Enchilado is a traditional Cuban recipe for a soulful seafood stew with a tomato stock, and is nothing like traditional Mexican enchiladas. This is relatively quick with a small amount of preparation and a short cook time.
The acidity from the Sherry wine balances well with the lobster and stone crab, and while white rice and fried plantains are traditional we recommend a simple crusty bread to sop up the delicious sauce. Sliced avocado and sour cream on the side would also be appropriate.
Serves 2 to 4
2 lobster tails (1 1/2 pounds total) cut in half lengthwise, each half cut into thirds with shell intact
1 tspn fresh limejuice
¼ cup olive oil
1/3 cup chopped onion
2 tbsps chopped green bell pepper
2 garlic cloves, chopped
1 tbsp chopped fresh parsley
¼ tspn paprika
2 large plum tomatoes, seeded, diced
½ cup canned tomato purée
¾ cup bottled clam juice
½ cup dry Sherry wine
1 bay leaf
¼ teaspoon cayenne pepper
1 lb stone crab claws, cracked
Place the lobster and fresh limejuice in medium bowl; toss to coat. Let stand 15 minutes, tossing lobster occasionally.
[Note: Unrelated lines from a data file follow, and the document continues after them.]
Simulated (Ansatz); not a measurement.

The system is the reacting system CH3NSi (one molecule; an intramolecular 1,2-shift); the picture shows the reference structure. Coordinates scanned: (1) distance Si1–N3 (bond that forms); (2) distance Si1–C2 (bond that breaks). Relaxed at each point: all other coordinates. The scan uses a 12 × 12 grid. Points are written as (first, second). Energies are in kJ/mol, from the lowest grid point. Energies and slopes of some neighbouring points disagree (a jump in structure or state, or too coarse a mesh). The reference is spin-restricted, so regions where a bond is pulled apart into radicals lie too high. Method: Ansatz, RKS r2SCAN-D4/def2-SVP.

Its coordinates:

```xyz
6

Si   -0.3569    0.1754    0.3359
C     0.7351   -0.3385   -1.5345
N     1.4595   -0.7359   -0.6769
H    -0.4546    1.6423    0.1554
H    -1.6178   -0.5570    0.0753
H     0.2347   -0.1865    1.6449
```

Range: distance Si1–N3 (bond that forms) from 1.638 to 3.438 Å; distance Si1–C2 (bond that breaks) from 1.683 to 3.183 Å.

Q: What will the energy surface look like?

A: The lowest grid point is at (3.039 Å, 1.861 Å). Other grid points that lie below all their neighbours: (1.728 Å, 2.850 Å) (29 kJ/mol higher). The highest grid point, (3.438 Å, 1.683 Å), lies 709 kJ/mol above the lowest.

Heat olive oil in heavy large pot over high heat. Add lobster pieces and any accumulated juices. Sauté until lobster shells turn bright orange, about 4 minutes.
Using slotted spoon, return lobster to same bowl. Reduce heat to medium. Add chopped onion and chopped bell pepper to pot and sauté until soft, about 5 minutes.
Add chopped garlic cloves, fresh parsley, and paprika and sauté 1 minute. Add diced tomatoes and tomato purée. Cook until juices thicken, stirring frequently, about 8 minutes.
Add clam juice, dry Sherry, and bay leaf. Season to taste with salt. Add cayenne pepper. Bring mixture to boil, then add stone crab claws and reserved lobster with any accumulated juices.
Reduce heat to medium-low, cover, and simmer until lobster meat is cooked through and tender, about 10 minutes.